Print 110 comment(s) - last by murcHADA.. on Jun 15 at 2:48 AM

Xbox 360 ban message detailing the user's violation of Microsoft terms of service. (Source: Xbox-Scene)
Microsoft's Xbox 360 now able to sniff out illegitimate copies of games

More than a year has passed since the release of the Xbox 360 DVD-ROM firmware hack to allow the play of backup games and bootleg copies. Those with hacked firmware had the ability to play copied games, mostly burned onto dual-layer DVD recordable discs, even online Xbox Live.

For a while, it seemed that such firmware modifications were undetectable by Microsoft – but that appears to have all changed with the latest Xbox 360 system software released last week.

Word came from the Xbox 360 hacking community that the Spring Update may have the ability to detect those who were playing copied games. More specifically, the system software would be able to determine the legitimacy of the disc in the DVD drive, not necessarily targeting any specific method of modification.

As a pre-emptive measure, hackers released updated disc drive firmware introducing various features, such as disc jitter, in an effort to further the exploit. Such efforts, however, appear to be all for naught, as report on Xbox-Scene indicates that Microsoft is now banning from Xbox Live users with modified DVD-ROM drives, regardless of firmware version.

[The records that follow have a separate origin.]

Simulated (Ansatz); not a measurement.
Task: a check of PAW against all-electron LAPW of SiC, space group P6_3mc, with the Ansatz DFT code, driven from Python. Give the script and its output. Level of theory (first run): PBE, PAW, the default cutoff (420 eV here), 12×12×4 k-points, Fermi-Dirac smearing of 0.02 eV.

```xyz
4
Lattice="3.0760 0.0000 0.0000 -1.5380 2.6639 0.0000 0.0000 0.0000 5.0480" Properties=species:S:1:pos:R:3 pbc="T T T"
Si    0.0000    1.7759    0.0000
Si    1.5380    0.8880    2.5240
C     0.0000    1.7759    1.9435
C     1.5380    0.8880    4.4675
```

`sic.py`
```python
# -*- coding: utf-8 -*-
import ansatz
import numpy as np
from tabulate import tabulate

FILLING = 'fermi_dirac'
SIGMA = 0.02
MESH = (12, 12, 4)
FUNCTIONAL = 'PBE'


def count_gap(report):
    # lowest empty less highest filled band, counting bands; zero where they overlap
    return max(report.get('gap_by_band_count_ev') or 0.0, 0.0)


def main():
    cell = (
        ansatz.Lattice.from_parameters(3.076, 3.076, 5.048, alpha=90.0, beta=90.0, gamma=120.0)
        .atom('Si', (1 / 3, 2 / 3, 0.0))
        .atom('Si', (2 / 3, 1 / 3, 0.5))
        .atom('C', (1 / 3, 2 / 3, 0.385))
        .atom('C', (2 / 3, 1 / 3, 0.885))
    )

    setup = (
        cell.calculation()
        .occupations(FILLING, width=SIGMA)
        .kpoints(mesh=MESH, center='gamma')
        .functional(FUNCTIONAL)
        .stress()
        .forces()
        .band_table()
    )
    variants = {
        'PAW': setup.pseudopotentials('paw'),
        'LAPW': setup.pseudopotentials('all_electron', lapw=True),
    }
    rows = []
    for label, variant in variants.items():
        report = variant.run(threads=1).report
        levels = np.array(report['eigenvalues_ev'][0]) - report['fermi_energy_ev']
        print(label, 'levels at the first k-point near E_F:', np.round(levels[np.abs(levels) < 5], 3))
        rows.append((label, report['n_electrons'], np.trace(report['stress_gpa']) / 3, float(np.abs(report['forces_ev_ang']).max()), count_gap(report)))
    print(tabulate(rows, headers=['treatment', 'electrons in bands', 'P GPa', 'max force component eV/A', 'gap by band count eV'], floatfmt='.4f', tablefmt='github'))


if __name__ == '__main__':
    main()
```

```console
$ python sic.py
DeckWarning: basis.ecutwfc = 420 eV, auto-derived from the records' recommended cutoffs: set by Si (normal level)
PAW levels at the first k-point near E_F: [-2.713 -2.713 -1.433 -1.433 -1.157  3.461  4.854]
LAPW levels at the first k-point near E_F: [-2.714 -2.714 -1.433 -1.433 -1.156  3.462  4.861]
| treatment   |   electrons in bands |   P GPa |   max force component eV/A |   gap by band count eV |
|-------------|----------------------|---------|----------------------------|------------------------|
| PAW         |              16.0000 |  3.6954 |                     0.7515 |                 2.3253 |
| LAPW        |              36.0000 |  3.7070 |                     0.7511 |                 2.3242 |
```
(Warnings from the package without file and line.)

The banning measures appear to have started alongside the release of the Halo 3 beta, perhaps in what is best described as a crackdown on Crackdown bootlegged copies that contained Halo 3 beta access. Just as it did during the original Xbox days, Microsoft is permanently banning modified consoles from connecting to Xbox Live, but not the user account.

Microsoft acknowledges its new initiative with an entry in its Gamerscore Blog: “As part of our commitment to our members, we do not allow people that we have detected to have modified their console to connect to Live. This is an important part of our efforts to try and maintain a fair gaming environment for the large majority of gamers that play by the rules. This topic is more important than ever given the recent release of the Halo 3 beta.”

The blog continues, “As a result, some consumers that try to login to Live who we detect have illegally modified their console will get an error code (Status Code: Z: 8015 - 190D) when trying to connect to the service. These users will not have their account automatically banned from LIVE, but they will no longer be able to access the service from the console they modified. We have stated in the past that customers can only enjoy access to the Xbox LIVE community through the use of a genuine, unmodified, Xbox console and we will continue to enforce this rule to ensure the integrity of our service, the protection of our partners and the benefits of our users.”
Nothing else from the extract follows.